Previously listed as DSC 196A

In this two course sequence students will investigate a topic and design a system to produce statistically informed output. The investigation will pan the entire lifecycle, including assessing the problem, learning domain knowledge, collecting/cleaning data, creating a model, addressing ethical issues, designing the system, analyzing the output, and presenting the results. 180B will consist of implementing the project while studying the best practices for evaluation.

Prerequisites:

- DSC 106
- DSC 180

Previously listed as DSC 196B

This course mainly focuses on introducing current methods and models that are useful in analyzing and mining real-world data. It will cover frequent pattern mining, regression & classification, clustering, and representation learning. No previous background in machine learning is required, but all participants should be comfortable with programming, and with basic optimization and linear algebra.
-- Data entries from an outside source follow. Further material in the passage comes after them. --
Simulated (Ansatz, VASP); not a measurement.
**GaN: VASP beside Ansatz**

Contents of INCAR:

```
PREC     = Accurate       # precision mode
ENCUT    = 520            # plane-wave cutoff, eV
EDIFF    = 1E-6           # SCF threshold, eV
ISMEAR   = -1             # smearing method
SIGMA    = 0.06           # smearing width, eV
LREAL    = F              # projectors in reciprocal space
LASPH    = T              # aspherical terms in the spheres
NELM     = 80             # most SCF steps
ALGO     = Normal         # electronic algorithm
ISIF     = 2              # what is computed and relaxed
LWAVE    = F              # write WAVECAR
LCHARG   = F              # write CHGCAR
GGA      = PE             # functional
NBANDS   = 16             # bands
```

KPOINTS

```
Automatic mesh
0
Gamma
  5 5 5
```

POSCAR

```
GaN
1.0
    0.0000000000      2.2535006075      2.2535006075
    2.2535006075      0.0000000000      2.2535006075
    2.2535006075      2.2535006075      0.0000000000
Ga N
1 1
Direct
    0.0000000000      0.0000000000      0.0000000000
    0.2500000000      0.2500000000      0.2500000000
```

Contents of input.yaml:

This course substitutes the CORE CSE 158 Requirement. Students cannot receive **major** credit for both CSE 158 and DSC 190 A00-SP20/WI21, as only one course can fulfill this major core requirement.

MAJORS and MINORS: Degree audits will be updated accordingly after completion of the course.

Prerequisites:

- CSE 12
*or*DSC 40B - CSE 15L
*or*DSC 80 - CSE 103
*or*ECE 109*or*ECON 120A*or*MATH 183*or*MATH 181A

Machine learning with an emphasis on practical issues. Topics include supervised and unsupervised learning, feature selection, evaluating performance, and specific learning algorithms, such as k-nearest neighbor classifiers, decision trees, boosting, perceptrons, k-means and hierarchical clustering.

Prerequisites:

- CSE 12
*or*DSC 40B - CSE 15L
*or*DSC 80 - CSE 103
*or*MATH 181A*or*ECE 109*or*MATH 183*or*ECON 120A - MATH 18
*or*MATH 31AH

### Data Science Electives

The course will introduce a variety of No-SQL data formats, data models, high-level query languages and programming abstractions representative of the needs of modern data analytic tasks. Topics include hierarchical graph database systems, unrestricted graph database systems, array databases, comparison of expressive power of the data models, and parallel programming abstractions, including Map/Reduce and its descendants.

Prerequisites:

- DSC 102
- DSC 100 with EASy Request Approval

This course will focus on ideas from classical and modern signal processing, with the main themes of sampling continuous data and building informative representations using orthonormal bases, frames, and data dependent operators. Topics include sampling theory, Fourier analysis, lossy transformations and compression, time and spatial filters, and random Fourier features and connections to kernel methods. Sources of data include time series and streaming signals and various imaging modalities.

Prerequisites:

- Math 18
- Math 20C
- DSC 40B

Rigorous treatment of principal component analysis, one of the most effective methods in finding signals amidst the noise of large data arrays. Topics include singular value decomposition for matrices, maximal likelihood estimation, least squares methods, unbiased estimators, random matrices, Wigner’s semicircle law, Markchenko-Pastur laws, universality of eigenvalue statistics, outliers, the BBP transition, applications to community detection, and stochastic block model.

Prerequisites:

- MATH 180A
- MATH 18
*or*MATH 31AH

Completion of MATH 102 is encouraged but not required. Students will not receive credit for both MATH 182 and DSC 155.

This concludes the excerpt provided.